THE NEWSDESK: You're in denial, Mr Clegg
5:23pm Sunday 15th September 2013 in News
WATCHING Nick Clegg on the Andrew Marr Show yesterday made me think of all those times myself and other Argus reporters have been to court.
Clegg appeared the loyal spouse of the big, bad partner who runs roughshod over them, in denial, still believing that all will be well and that things will change for the better.
Never has there been more of a triumph of hope over experience than in Clegg's view that after the next election, if the LIberal Democrats are in government, he will push to ensure no one on the minimum wage pays income tax.
That coaliton politics has been good for the UK.
That the big, bad senior partner won't push though their own policies throwing just a few crumbs of comfort to their junior coalition partners.
Let's take a look at the track record. Tuition fees - don't see how the Lib Dems can claim they did anything other than a massive U-turn on that issue - and lost scores of student voters in the process.
The economy - seems to me that Osborne and Cameron's austerity agenda won out in that battle, despite the criticisms of the LIberal Democrat business secretary Vince Cable.
And, already, Clegg is starting to run with the hare and the hounds as the build-up to the next general election begins.
He told the Andrew Marr programme yesterday coalition governments would be more likely in future rather than "these slam-dunk results where one or the other of the two major parties always get a majority".
Clegg said the UK needed Lib Dems in government because they would act as a moderating influence on the bigger parties.
He said: "If we go back to the bad old days, not of coalition or balanced politics, but of either the left or the right dominating government on their own, you will get a recovery which is neither fair nor sustainable.
"I think Labour would wreck the recovery, and under the Conservatives - who don't have the same commitment to fairness which we do - you would get the wrong kind of recovery.
"Our message is that coalition is good, for the Liberal Democrats to stay in government is good, let us finish the job but let us finish it fairly."
But he wouldn't say which coalition 'partner' he favoured.
From what I can see coalition governments mean one thing: that the vast majority of people who voted, for whatever political party, get something they did not want.
Give me a landslide any day - because then the mandate is clear. Bad old days? Hardly.
I am sick to the back teeth of grubby political manoeuvring for power. I am fed up with coalitions, half-baked compromises or political parties who are so far in denial they can no longer see how twisted away from their core values they have become.

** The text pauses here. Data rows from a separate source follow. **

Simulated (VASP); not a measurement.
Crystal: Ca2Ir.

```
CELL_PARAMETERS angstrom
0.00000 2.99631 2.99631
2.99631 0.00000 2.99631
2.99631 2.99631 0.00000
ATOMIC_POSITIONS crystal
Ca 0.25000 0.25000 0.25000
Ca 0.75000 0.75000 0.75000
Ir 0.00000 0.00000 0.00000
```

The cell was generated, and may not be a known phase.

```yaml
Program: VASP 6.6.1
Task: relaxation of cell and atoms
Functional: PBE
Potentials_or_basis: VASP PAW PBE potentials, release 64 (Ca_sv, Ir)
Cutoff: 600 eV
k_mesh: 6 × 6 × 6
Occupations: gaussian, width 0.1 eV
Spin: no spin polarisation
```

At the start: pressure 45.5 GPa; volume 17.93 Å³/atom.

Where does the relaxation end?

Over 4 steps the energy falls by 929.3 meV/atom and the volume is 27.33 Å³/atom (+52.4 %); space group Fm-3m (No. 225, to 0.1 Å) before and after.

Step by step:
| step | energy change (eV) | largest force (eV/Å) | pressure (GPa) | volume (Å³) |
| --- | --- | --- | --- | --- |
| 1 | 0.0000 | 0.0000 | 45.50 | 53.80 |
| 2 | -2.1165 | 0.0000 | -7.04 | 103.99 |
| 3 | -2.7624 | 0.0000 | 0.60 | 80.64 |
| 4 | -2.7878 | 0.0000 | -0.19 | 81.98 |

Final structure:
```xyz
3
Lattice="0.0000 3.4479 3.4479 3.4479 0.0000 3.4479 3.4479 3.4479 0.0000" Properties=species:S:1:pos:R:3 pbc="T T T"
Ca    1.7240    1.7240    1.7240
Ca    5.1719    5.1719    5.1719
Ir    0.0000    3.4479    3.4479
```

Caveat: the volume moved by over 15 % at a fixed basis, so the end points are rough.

I am tired of people making promises they are in no position to deliver upon.
SO the warring Gallagher brothers are reportedly about to find peace and reform Oasis?
Oh Lord, how depressed I am by all of these Eighties and Nineties bands re-forming, going on tour and playing their 'greatest hits' to the faithful paying a day's wages at a time to see them shuffling about like its 1988 all over again.
It would be more honest if the ageing monsters of rock just put out a public appeal for aid with their pension funds. I'd be more likely to give them a few quid, provided I didn't have to witness the unedifying sight of any band with nothing new to add to the cultural pot.
Every musical act has a sell-by date. For some, the shelf-life is considerable because they are true artists who challenge boundaries, create something new and fresh and stimulate other acts to come into the industry.
Johnny Cash. Patti Smith. David Bowie.
For most, there comes a time when they have to recognise that simply churning out the same old same old is not doing anyone any favours, least of all the public who could be listening to something else.
I interviewed Newport musician and artist Jon Langford a few weeks ago, and he reminded me about the great line in Spinal Tap: "Who wants to be 40 and just milking it in Europe?"
It's high time for some fresh blood.